Matt Holliday

Free-agent outfielder Matt Holliday hit .313 with 24 home runs and 109 RBI in 2009 and could command a deal in excess of $100 million. (David Zalubowski / Associated Press)


General Manager Tony Reagins on Monday shot down a Foxsports.com report that the Angels are one of three teams, along with the Yankees and Red Sox, that have expressed serious interest in free-agent outfielder Matt Holliday.

"He's a talented player," Reagins said of Holliday, who hit .313 with 24 home runs and 109 runs batted in for the Oakland Athletics and St. Louis Cardinals in 2009 and could command a deal in excess of $100 million. "But our focus is not on him right now."

The team's top priorities are to re-sign pitcher John Lackey and third baseman Chone Figgins, but Reagins, who secured outfielder Bobby Abreu to a three-year, $19-million deal on Nov. 5, hinted that it is unlikely the Angels will sign either before Thursday, the last day the team holds exclusive negotiating rights to the pair.

"I know where both of them stand," Reagins said. "But as free-agent players they have earned the right to see what their value is."

Lackey, who is believed to be seeking a deal in the $100-million range, has reportedly drawn interest from Seattle, Milwaukee, Boston and both New York teams. Figgins, who could command a deal in the $50-million range, has reportedly drawn interest from Philadelphia, the Mets and both Chicago teams.

Reagins also has been in discussions with the agents for outfielder Vladimir Guerrero and reliever Darren Oliver but declined to address trade rumors that linked the Angels with Detroit outfielder Curtis Granderson and White Sox first baseman Paul Konerko.

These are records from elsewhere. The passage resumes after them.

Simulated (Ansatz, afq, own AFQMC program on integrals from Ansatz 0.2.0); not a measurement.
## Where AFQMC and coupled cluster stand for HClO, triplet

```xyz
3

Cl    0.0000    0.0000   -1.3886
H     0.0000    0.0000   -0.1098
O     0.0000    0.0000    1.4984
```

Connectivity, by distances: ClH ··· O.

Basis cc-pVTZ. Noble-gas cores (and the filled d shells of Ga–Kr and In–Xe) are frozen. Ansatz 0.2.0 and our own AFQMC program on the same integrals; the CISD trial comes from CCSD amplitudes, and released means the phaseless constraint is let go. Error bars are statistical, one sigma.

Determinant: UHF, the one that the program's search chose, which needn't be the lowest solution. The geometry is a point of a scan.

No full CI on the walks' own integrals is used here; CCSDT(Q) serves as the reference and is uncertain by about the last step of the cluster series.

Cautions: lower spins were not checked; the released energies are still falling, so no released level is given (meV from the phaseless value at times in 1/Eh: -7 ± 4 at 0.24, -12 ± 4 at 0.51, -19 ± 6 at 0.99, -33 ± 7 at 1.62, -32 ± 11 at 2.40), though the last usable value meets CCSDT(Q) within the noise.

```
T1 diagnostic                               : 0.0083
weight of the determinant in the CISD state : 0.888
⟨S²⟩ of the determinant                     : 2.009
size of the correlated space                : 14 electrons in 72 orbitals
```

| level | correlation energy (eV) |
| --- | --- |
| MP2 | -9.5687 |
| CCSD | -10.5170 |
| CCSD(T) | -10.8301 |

"There are so many different rumors out there, it wouldn't be smart to comment on them," Reagins said. "A lot of them don't make sense."

Though the Angels are in the midst of a front-office reorganization that resulted in the loss of positions in the media relations and community relations department last week, Reagins doesn't expect the team's payroll -- about $113 million in 2008 -- to be reduced significantly.

"We're going to operate similarly to how we operated last year," Reagins said.